We use our `get_chat_template` function to get the correct chat template. We support `zephyr, chatml, mistral, llama, alpaca, vicuna, vicuna_old, phi3, llama3, phi4, qwen2.5, gemma3` and more.

In [None]:
from datasets import load_dataset
from unsloth.chat_templates import standardize_data_formats, get_chat_template

tokenizer = get_chat_template(
    tokenizer,
    chat_template="gemma-3",
)

train_dataset = load_dataset("chiffonng/en-vocab-mnemonics-chat", split="train")
val_dataset = load_dataset("chiffonng/en-vocab-mnemonics-chat", split="val")
test_dataset = load_dataset("chiffonng/en-vocab-mnemonics-test", split="test")

In [24]:
train_dataset = standardize_data_formats(train_dataset)
val_dataset = standardize_data_formats(val_dataset)

In [None]:
train_dataset[0]

We now have to apply the chat template for `Gemma-3` onto the conversations, and save it to `text`

In [None]:
def apply_chat_template(examples):
    texts = tokenizer.apply_chat_template(
        examples["messages"], add_generation_prompt=False
    )
    return {"text": texts}


train_dataset = train_dataset.map(apply_chat_template, batched=True)
val_dataset = val_dataset.map(apply_chat_template, batched=True)

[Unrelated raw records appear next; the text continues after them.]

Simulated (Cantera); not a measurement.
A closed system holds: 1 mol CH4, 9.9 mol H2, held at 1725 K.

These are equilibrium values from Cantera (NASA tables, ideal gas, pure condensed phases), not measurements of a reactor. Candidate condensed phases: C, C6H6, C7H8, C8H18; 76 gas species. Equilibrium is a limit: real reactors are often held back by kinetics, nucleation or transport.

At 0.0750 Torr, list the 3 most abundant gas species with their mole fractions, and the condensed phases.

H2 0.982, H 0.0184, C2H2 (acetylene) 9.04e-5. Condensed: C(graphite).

Let's see how the chat template did! Notice `Gemma-3` default adds a `<bos>`!

In [20]:
train_dataset.column_names

['term', 'mnemonic', 'main_type', 'messages', 'text']

In [22]:
# Try this prior to training to debug
print("Sample text field format:", type(train_dataset[0]["text"]))
print("Is text field uniform?")
all_types = set(type(item["text"]) for item in train_dataset)
print("Number of different types:", len(all_types))
print("Types found:", all_types)

Sample text field format: <class 'str'>
Is text field uniform?
Number of different types: 1
Types found: {<class 'str'>}


In [None]:
train_dataset[0]["text"]

In [11]:
val_dataset[0]["text"]

'<bos><start_of_turn>user\nYou are an expert English teacher and mnemonic creator for students who learn English as a foreign language. Your task is to create effective, engaging mnemonics that leverage linguistic knowledge to help learners remember both the meaning and written form of English vocabulary.\n\nGENERAL REQUIREMENTS:\n1. Begin with a concise linguistic analysis that explains how the term can be broken down or understood. See LINGUISTIC FEATURES below. Avoid arbitrary reasoning, circular reasoning (using the target term to explain itself), and acronyms.\n2. Follow with a creative, memorable mnemonic that leverages this linguistic analysis and meets MNEMONIC REQUIREMENTS below.\n3. Ensure the mnemonic explains both the term\'s meaning and helps recall its written form.\n\nLINGUISTIC FEATURES:\n- Morphology: Identify meaningful word parts (prefixes, roots, suffixes) in modern English and their meanings\n- Etymology: Trace word origins from Latin, Greek, cultural, or historica

<a name="Train"></a>
### Train the model

In [12]:
# @title Show current memory stats
gpu_stats = torch.cuda.get_device_properties(0)
start_gpu_memory = round(torch.cuda.max_memory_reserved() / 1024 / 1024 / 1024, 3)
max_memory = round(gpu_stats.total_memory / 1024 / 1024 / 1024, 3)
print(f"GPU = {gpu_stats.name}. Max memory = {max_memory} GB.")
print(f"{start_gpu_memory} GB of memory reserved.")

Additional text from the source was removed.